Thus, the resulting slopes of an elastic net model will resemble a combination of what you might expect to see from a LASSO model and a ridge regression model.

If $0\leq \alpha\leq 1$ is set higher, the model cares more about keeping the L1 penalty small. So your slopes will more so resemble what you might see in a LASSO model.

If $\alpha$ is set lower, then the model cares more about keeping the L2 penalty small. So your slopes will more so resemble what you might see in a ridge regression model.

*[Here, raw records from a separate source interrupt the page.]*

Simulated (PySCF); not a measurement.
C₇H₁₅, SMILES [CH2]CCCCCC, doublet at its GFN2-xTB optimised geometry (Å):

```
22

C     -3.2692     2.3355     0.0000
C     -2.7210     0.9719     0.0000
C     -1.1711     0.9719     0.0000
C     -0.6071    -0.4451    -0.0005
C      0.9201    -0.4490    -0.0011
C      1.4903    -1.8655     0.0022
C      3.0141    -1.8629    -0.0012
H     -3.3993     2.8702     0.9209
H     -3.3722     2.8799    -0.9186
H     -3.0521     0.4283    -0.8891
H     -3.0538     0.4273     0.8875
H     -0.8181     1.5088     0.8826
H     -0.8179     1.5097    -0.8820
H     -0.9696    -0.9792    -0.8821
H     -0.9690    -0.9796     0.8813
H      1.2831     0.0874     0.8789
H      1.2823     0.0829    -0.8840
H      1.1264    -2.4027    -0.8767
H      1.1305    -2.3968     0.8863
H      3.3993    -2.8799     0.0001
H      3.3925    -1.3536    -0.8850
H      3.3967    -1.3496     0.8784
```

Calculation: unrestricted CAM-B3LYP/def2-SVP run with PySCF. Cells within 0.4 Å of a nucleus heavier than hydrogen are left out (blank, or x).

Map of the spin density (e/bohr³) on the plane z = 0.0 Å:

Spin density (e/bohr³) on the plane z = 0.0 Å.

Nonregularized Logistic Regression

Let's use each of these three types of regularized logistic regression models to try to help us meet our main research goal. In order to implement logistic regression regularization, we need to use the LogisticRegression() function from Scikit-Learn.

Features Matrices and Target Arrays

Similar to the LinearRegression() function, the LogisticRegression() requires that our training and test datasets be split into their respective features matrices and target arrays.

X_train = df_train.drop(['account_type','y'], axis=1)
X_train.head()

	has_a_profile_pic	number_of_words_in_name	num_characters_in_bio	number_of_posts	number_of_followers	number_of_follows
97	yes	1	0	81	75	55
84	no	1	0	0	21	31
107	no	1	112	4	415	1445
90	yes	2	0	1	62	126
63	no	1	0	0	69	694

X_test = df_test.drop(['account_type','y', 'predictive_prob'], axis=1)
X_test.head()

	has_a_profile_pic	number_of_words_in_name	num_characters_in_bio	number_of_posts	number_of_followers	number_of_follows
39	yes	2	73	330	1572	3504
89	no	0	0	1	17	33
88	yes	5	0	1	39	324
10	yes	1	0	53	229	492
50	yes	3	0	9	62	47

Furthermore, we also need to convert any categorical explanatory variables into the required amount of 0/1 indicator variables.

X_train=pd.get_dummies(X_train, drop_first=True)
X_train.head()

	number_of_words_in_name	num_characters_in_bio	number_of_posts	number_of_followers	number_of_follows	has_a_profile_pic_yes
97	1	0	81	75	55	1
84	1	0	0	21	31	0
107	1	112	4	415	1445	0
90	2	0	1	62	126	1
63	1	0	0	69	694	0

X_test=pd.get_dummies(X_test, drop_first=True)
X_test.head()

	number_of_words_in_name	num_characters_in_bio	number_of_posts	number_of_followers	number_of_follows	has_a_profile_pic_yes
39	2	73	330	1572	3504	1
89	0	0	1	17	33	0
88	5	0	1	39	324	1
10	1	0	53	229	492	1
50	3	0	9	62	47	1

y_train=df_train['y']
y_train.head()

97 0
84 0
107 0
90 0
63 0
Name: y, dtype: int64

y_test=df_test['y']
y_test.head()

39 1
89 0
88 0
10 1
50 1
Name: y, dtype: int64

Training the Model

But first, let's also train and test a non-regularized logistic regression model for comparison purposes.

We do so by using the LogisticRegression() function with the following parameters.

penalty: By selecting 'none' for the penalty, we are indicating that we are just using a basic (non-regularized) logistic regression model.
solver: We will use the the 'newton-cg' solver. The newton-cg algorithm is a type of numerical analysis algorithm that goes about finding an optimal solution to a given objective function.
max_iter: This algorithm stops after 1000 iterations or when the algorithm has converged.

Additional Information: The 'newton-cg' solver only works for: basic logistic regression and ridge regression.

After creating our log_mod class, we will fit it with our training features matrix and target array.

from sklearn.linear_model import LogisticRegression
log_mod = LogisticRegression(penalty='none', solver='newton-cg', 
                          max_iter=1000)
log_mod.fit(X_train,y_train)

LogisticRegression(max_iter=1000, penalty='none', solver='newton-cg')

In a Jupyter environment, please rerun this cell to show the HTML representation or trust the notebook.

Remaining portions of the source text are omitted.